11 June 2015

Hands-on Review: Cowboy Web Server

Web servers are a dime-a-dozen these days.  I just barely remember the days when developers had to choose between standalone web servers, versus those tightly-integrated with or into their applications.  That distinction is almost non-existent at this point, and most modern web servers can be configured to use either approach, based on a project's requirements.

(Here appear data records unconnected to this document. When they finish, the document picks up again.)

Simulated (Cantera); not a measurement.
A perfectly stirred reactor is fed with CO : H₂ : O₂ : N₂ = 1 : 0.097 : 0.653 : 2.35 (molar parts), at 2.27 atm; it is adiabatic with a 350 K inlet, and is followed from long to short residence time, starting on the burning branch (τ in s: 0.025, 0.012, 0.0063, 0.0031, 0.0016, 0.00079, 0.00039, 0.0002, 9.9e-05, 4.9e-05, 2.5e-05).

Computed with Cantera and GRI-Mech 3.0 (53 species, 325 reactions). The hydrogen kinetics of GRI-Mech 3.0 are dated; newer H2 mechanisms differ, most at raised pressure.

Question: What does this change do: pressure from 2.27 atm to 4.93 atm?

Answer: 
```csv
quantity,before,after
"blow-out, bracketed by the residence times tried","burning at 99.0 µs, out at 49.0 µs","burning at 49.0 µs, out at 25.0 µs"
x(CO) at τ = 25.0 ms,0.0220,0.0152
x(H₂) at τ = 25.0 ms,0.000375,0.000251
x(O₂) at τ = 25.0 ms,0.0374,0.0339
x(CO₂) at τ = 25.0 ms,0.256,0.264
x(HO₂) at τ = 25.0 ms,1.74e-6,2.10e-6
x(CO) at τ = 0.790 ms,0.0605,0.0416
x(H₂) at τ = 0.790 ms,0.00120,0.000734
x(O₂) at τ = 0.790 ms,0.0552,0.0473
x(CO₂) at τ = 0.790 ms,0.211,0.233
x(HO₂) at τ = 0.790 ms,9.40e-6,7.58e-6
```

There is, however, still a spectrum of sorts with regards to APIs and languages.  The more general web servers (Apache HTTP Server, nginx, et al.) are intended to be language-, platform-, and API-neutral, while most of the "Web 2.0 and later" languages have at least one web server that can be integrated directly into applications.  Ruby, in particular, has more options in this "integrated server" department than you can shake a stick at; in fact, some might say that it has too many options, and that like the "Cool Kids" in Garrett's presentation they tend to be a bit too focused on buzz words at the cost of substance, but I digress...

Erlang, for all practical purposes, has a total of five options- three in the "old guard":
  • inets, a package included in Erlang's basic "OTP" distribution
    • Easy to work with, well-documented, but lacking some out-of-the-box features
  • Yaws "Yet Another Web Server," is a massively-concurrent juggernaut
    • Back-end code is written in a structure that should be familiar to PHP devs.  It pretty consistently out-performs Apache with large numbers of simultaneous connections.
  • Mochiweb is a lightweight web server toolkit
    • Not really a complete web server, but a useful set of routines that's a bit more complete than the stuff in inets.
...and two* in the "newcomers club":
  • Elli, which is intended to take the best aspects of the old guard and bring them together
  • and, finally, Cowboy, which takes a few radical departures from the traditional models
* a third newcomer, Mitsultin, recently announced an end of active development

All of these server applications and libraries have their own merits, but Cowboy has interested me in particular because it takes some radically different approaches to the web server model.  Your application is in control of the web server, not the other way around, and you can do anything from direct socket-based interaction all the way to HTML copy-pasta, as suits your needs.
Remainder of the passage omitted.